Once-promising Ind. car venture ends in bankruptcy

INDIANAPOLIS (AP) -- A company that had planned to build high-tech police cars in a vacant plant that once housed a rust belt city's largest employer has filed for bankruptcy, dashing the hopes of a community desperate for economic rejuvenation.

Carbon Motors Corp. filed for Chapter 7 liquidation in U.S. Bankruptcy Court in Indianapolis on Friday. The company listed liabilities of $21.7 million and assets of just $18,976.

The liabilities are mostly claims from investors totaling millions of dollars. Debtors include German car company BMW and Troy, Mich.-based Inteva Products LLC, suppliers who say Carbon Motors owes them together more than $3 million. The company's assets consist of a prototype police car, some furniture, books and records, and intellectual property, said Indianapolis attorney Henry Efroymson, who is representing the company.

The filing protects Carbon Motors from any litigation brought against the company, including a lawsuit filed in May by three former executive vice presidents seeking more than $600,000 in deferred wages.

Carbon Motors announced in July 2009 that it would move into the vacant Visteon plant that was once Connersville's largest employer and hire as many as 1,500 to build police cars from scratch instead of adapting civilian models. But the plan unraveled after the U.S. Department of Energy rejected the company's request for a $310 million loan in March 2012.

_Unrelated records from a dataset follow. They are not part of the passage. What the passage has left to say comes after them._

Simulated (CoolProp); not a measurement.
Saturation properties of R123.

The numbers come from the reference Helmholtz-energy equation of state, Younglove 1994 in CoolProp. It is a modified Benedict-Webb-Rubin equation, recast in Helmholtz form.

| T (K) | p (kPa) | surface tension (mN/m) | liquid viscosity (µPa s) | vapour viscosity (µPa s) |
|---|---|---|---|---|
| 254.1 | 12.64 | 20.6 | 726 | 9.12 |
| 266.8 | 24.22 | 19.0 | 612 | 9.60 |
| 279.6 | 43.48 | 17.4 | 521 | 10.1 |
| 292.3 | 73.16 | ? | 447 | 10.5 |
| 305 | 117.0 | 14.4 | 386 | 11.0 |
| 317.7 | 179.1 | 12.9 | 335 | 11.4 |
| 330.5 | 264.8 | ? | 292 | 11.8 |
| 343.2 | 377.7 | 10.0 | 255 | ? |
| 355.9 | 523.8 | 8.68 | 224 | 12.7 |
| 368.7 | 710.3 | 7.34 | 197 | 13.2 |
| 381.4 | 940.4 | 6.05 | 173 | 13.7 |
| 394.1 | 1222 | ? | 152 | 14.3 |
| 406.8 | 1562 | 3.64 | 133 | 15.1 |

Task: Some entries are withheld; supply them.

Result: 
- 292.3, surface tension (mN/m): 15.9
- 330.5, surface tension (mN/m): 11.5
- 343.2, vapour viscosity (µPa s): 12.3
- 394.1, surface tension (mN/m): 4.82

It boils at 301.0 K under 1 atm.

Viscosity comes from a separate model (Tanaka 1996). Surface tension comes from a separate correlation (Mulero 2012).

"The entire business model was premised on that entire loan coming through," Efroymson told Indianapolis Business Journal for a Wednesday story. "It was a huge, unexpected disappointment for management as well as the investors."

The plant would have been a boon to the economically struggling eastern Indiana city of about 14,000, which during the early 20th century was a haven for the auto industry nicknamed "Little Detroit," where several makes of cars, including the iconic Cord, were assembled.

In recent years, the Connersville area has intermittently had the highest unemployment rate in Indiana. In April, Fayette County tied with Vermillion County for the highest rate at 11.4 percent.

Connersville Mayor Leonard Urban did not immediately return a phone call from The Associated Press seeking comment Wednesday.